Radar module – classic sensor technology
This is an active transmission and reception method in the microwave GHz range. This technology makes it possible to detect and localize one or more objects by means of electromagnetic waves.
The radar antenna emits signals in the form of radar waves. These waves cannot be perceived by humans and move at the speed of light. If one of these waves hits an object, the signal changes and is reflected back, like an echo. An antenna in the sensor receives the reflected signal which contains information about the object. For example, based on the signal’s transit time, it is possible to calculate the distance of the object to the vehicle. In a second step, information is now emitted to the vehicle electronics in order to trigger a reaction such as “reduce speed”.
A major advantage of this technology is that it is less sensitive to darkness, moisture, dirt and temperature.
However, there are also disadvantages such as radar-to-radar interference. This is when different radar sensors all operating in the same allocated frequency band mutually interfere with each other. This interference or these faults occur if the visual fields of the sensors overlap. However, work is currently being carried out on different approaches in order to fix this problem.
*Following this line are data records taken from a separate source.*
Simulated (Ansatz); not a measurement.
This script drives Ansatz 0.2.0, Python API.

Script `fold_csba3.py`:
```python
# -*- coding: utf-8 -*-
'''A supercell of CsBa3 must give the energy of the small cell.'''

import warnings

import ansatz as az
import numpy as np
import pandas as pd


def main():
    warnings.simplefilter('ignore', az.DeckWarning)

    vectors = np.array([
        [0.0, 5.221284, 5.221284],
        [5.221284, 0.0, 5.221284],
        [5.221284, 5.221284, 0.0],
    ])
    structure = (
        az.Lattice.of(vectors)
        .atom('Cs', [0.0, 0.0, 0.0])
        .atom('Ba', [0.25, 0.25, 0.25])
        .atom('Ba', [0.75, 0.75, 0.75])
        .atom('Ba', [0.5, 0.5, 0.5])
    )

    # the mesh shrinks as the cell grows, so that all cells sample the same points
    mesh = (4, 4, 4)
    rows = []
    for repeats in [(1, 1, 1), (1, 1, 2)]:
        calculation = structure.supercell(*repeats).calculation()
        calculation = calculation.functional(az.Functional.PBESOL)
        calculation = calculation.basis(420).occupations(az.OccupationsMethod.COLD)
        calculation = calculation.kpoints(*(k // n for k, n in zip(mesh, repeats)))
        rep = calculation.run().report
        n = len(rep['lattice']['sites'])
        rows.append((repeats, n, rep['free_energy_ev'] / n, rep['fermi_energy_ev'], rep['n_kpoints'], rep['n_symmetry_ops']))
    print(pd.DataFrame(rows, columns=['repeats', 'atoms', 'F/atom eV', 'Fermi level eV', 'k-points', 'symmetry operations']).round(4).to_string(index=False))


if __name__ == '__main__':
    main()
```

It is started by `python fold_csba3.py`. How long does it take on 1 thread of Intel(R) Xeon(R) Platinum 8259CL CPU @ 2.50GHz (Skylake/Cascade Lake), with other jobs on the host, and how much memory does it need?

Radar sensors – differences and areas of use
In general, three different radar ranges can be distinguished in the vehicle:
- LRR Long Range Radar > 160 m
- MRR Mid-Range Radar 160 m
- SRR Short-Range Radar 50 m
The sensors use frequency ranges between 24, 77 and 79 GHz.
Front View (24/77 GHz)
Sensors for the LRR and SRR/MRR ranges are installed at the front of the vehicle. They are used as driver assistance systems, like a second pair of eyes, to support the driver. Data about the traffic ahead is collected in cycles.
Distance and speed are the main criteria that need to be measured here.
In this way, the vehicle’s assistance system can perceive the minimum distance to the car in front and, if necessary, apply the brakes to trigger an emergency stop and prevent an accident.
Rear View (24/77 GHz)
Sensors at the rear monitor, the area behind the vehicle.
As the driver focuses most of his attention on the area in front of the vehicle and can only assess the situation behind the car by briefly glancing in the rearview mirror, radar sensors are an extremely effective aid.
When overtaking or changing lane, an optical or acoustic signal can warn the driver if another car is rapidly approaching from behind.
The “blind zone warning” also falls into this category.
Surround View – 360° (77/79 GHz)
A combination of different radar sensors installed around the car provide a 360-degree, all-round view. This is possible both at close range to provide the driver with better visibility, as well as for medium to long distances for autonomous driving. A combination of 8 radar systems make a 360-degree all-round view possible.
Radar sensors – 1D to 4D
1D – Radar (CW)
CW – Continuous Wave Driving
With this sensing method, the radar beam is emitted and received continuously and simultaneously.
Only objects moving at different speeds can be distinguished.
Objects moving at the same speed cannot be distinguished.
Localization is not possible.
2D – Radar (FSK)
FSK – Frequency Shift Keying
In this case, the transmitting frequency switches rapidly between two frequencies.
This is a special form of FMCW technology (see 3D and 4D radar).
Only objects moving at different speeds and at different distances can be distinguished.
It is not possible to distinguish between objects moving at the same speed and located at the same distance.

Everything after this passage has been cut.